March 13, 2019 at 11:33 am
All,
Thank you for looking into my question. I am facing an issue with difference in checksum calculations for the same data between an on-prem SQL Server 2016 and the Azure version.
Here is the scenario.
I have an on-prem SQL 2016 database and a SQL Azure database. The schema is exactly the same between these two databases. I updated the Azure database using the SQL 2016 as the source.
After updating, I was expecting the checksum calculation between the tables for the updated rows to be the same, but it is not.
Has anyone seen this issue before?
the source and destination has numeric and char datatypes only.
March 13, 2019 at 12:58 pm
You need to anally check to be sure that your method of calculation of CHECKSUM is 100% identical in both environments, and that the data is 100% identical as well. Please post both queries that do the CHECKSUM in each environment, and maybe someone here will see something that you didn't happen to see. All of us occasionally need a 2nd set of eyes on something.
Steve (aka sgmunson) 🙂 🙂 🙂
Rent Servers for Income (picks and shovels strategy)
March 13, 2019 at 1:05 pm
Thanks for the response.
Please find the query. I copied and pasted the same query in both the instances.
SELECT
CONVERT(VARBINARY(32),HASHBYTES('SHA2_256',CONCAT([AGENCY_NUM],LTRIM(RTRIM([CARRIER_CODE])),[TS_D1],[EXT_FLAG],[FM_USERID],[TS_D2],[TOTAL_NUM_TXNS],[NUM_TXN],LTRIM(RTRIM([TXNS]))
))) AS Checksum
This is the table definition. It is also same between source and destination.
[AGENCY_NUM] [numeric](10, 0) NOT NULL,
[CARRIER_CODE] [char](4) NOT NULL,
[TS_D1] [numeric](19, 0) NOT NULL,
[EXT_FLAG] [numeric](5, 0) NOT NULL,
[FM_USERID] [numeric](5, 0) NULL,
[TS_D2] [numeric](19, 0) NULL,
[TOTAL_NUM_TXNS] [numeric](5, 0) NULL,
[NUM_TXN] [numeric](5, 0) NULL,
[TXNS] [varchar](4000) NULL,
March 13, 2019 at 1:07 pm
Are you sure that the results of HASHBYTES will never exceed VARBINARY(32) ? I've never used that function, so I have no idea what it does or how it works, beyond the obvious that it computes a hash value.
Steve (aka sgmunson) 🙂 🙂 🙂
Rent Servers for Income (picks and shovels strategy)
March 13, 2019 at 1:14 pm
Now that I've looked that up, I'm thinking that your varchar(4000) column might be a pain point. Any row with a couple thousand bytes in it is trouble for hashing without going to a larger hash value. I'd be concerned about a higher shot at duplicate hashes at those kinds of lengths. Have you tried using SHA2_512 and VARBINARY(64) ?
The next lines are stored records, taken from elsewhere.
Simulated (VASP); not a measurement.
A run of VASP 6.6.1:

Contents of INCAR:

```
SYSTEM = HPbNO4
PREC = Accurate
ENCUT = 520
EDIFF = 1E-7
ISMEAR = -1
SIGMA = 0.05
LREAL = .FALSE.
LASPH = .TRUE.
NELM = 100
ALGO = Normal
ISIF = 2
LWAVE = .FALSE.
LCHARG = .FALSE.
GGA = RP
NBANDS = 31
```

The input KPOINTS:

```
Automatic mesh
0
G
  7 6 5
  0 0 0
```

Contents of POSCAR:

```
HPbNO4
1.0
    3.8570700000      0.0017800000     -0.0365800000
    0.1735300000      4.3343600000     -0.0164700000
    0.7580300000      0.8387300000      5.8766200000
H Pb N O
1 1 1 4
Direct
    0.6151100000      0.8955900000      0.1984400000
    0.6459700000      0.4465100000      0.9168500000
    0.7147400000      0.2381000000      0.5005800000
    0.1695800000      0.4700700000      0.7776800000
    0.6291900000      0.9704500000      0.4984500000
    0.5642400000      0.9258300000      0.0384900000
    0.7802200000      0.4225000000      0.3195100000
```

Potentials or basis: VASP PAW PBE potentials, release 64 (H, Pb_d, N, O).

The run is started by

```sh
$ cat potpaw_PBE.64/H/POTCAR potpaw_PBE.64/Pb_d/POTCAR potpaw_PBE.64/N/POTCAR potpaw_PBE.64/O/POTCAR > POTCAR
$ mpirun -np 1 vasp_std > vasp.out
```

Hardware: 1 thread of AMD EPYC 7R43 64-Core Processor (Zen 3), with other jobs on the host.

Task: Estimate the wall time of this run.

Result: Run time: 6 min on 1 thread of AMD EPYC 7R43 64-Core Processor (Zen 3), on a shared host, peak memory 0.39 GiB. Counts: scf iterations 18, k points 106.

Steve (aka sgmunson) 🙂 🙂 🙂
Rent Servers for Income (picks and shovels strategy)
March 13, 2019 at 1:27 pm
Yeah. That column with 4000 bytes is the issue. If I take that out, the checksum value matches between the instances. I even tried the following, but still no luck.
CONVERT(VARBINARY(max),HASHBYTES('SHA2_512',CONCAT([AGENCY_NUM],LTRIM(RTRIM([CARRIER_CODE])),[TS_D1],[EXT_FLAG],[FM_USERID],[TS_D2],[TOTAL_NUM_TXNS],[NUM_TXN],LTRIM(RTRIM([TXNS]))
))) AS Checksum
March 13, 2019 at 1:46 pm
Honestly, a checksum value of only 64 bits for 4,000 bytes just isn't realistic or practical. What is the business case for the checksum value?
Steve (aka sgmunson) 🙂 🙂 🙂
Rent Servers for Income (picks and shovels strategy)
March 14, 2019 at 9:28 am
I completely agree with you. My business scenario demands it. The destination gets updated/inserted every night to keep historical data. I have to update the destination if the checksum values are different between the records.
March 14, 2019 at 1:07 pm
hum.. I've used this even with higher than 4k and never an issue.
from docs - For SQL Server 2014 (12.x) and earlier, allowed input values are limited to 8000 bytes.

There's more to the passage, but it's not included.